Unless a system has separate components (preferably a whole rack of them) and lots of large speakers scattered throughout the room I’m not typically interested. As I’ve progressed through life and my personal time has become more and more valuable, I’ve started to change that position. I now value things that are simple and easy, and I understand why items like sound bars have become so popular. Sound bars are also the component I get the most questions about from family, friends, and co-workers, so I figured I’d better get with the program and start reviewing some. Being that the Vizio SB4051-D5 is a real 5.1 system, I couldn’t think of a better sound bar setup to test the waters with.

Design

The Vizio SB4051-D5 System consists of three separate speakers. First, you have the 40” wide sound bar, which houses the front left, front right, and center channel speaker arrays. This is a very attractive design of black metal mesh with plastic end-caps made to look like brushed aluminum. On top are buttons for power, input selection, Bluetooth pairing, and volume up/down. White indicator lights on the left front edge of the sound bar glow in different combinations to denote various settings or the volume level while a small blue LED indicates Wi-Fi connectivity. Fortunately, they all turn off a few seconds after you’ve made a change. Around the back of the sound bar are the input terminals. There are two HDMI ports, one input and one output with ARC (Audio Return Channel) support. I was glad to see that Vizio included some options other than HDMI, including a USB port, optical & coax digital, and a 3.5mm analog mini-jack for old-school sources. With all these choices, pretty much any audio component can be connected. There is also an Ethernet port for wired network connectivity in addition to the built-in Wi-Fi and Bluetooth. A standard detachable IEC power cord rounds out the back-panel options. My only wish on the connectivity side would be for an additional HDMI port or two. The sound bar unit was heavier than I expected and felt extremely solid in my hands.
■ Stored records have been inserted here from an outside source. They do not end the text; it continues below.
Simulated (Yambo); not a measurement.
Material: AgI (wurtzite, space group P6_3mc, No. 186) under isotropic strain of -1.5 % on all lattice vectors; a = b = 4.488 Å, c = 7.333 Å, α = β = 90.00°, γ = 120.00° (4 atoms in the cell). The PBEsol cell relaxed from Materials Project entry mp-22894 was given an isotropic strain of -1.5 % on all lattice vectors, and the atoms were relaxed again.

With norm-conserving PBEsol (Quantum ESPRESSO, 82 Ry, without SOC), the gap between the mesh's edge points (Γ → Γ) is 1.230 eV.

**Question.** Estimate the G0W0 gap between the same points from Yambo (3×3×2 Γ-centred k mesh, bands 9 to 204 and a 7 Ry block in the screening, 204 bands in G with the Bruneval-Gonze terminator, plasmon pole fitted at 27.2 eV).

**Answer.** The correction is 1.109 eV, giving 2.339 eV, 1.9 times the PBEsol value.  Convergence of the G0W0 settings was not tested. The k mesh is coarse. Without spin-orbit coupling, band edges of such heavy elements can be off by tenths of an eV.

Next, we have the wireless “slim” subwoofer, which is thin enough to slide underneath a couch on integrated rubber feet or behind/to the side of a couch using the supplied add-on aluminum feet. The subwoofer has its own detachable IEC power cord and two RCA outputs for the surround speakers along with a power switch and a pairing button. Vizio is kind enough to ensure that the subwoofer is already paired to the sound bar when you unpack it – thank you! The surround speakers are miniature versions of the sound bar, with more black metal mesh material and top caps of brushed aluminum-looking plastic. Again, weight was higher than I expected and the build quality felt as sturdy as the main sound bar. There is a single RCA jack for the speaker cable, which connects to the subwoofer for power and signal using the included speaker cables. These cables are 15’ long and should be adequate for most setups providing that you place the subwoofer towards the back of your room.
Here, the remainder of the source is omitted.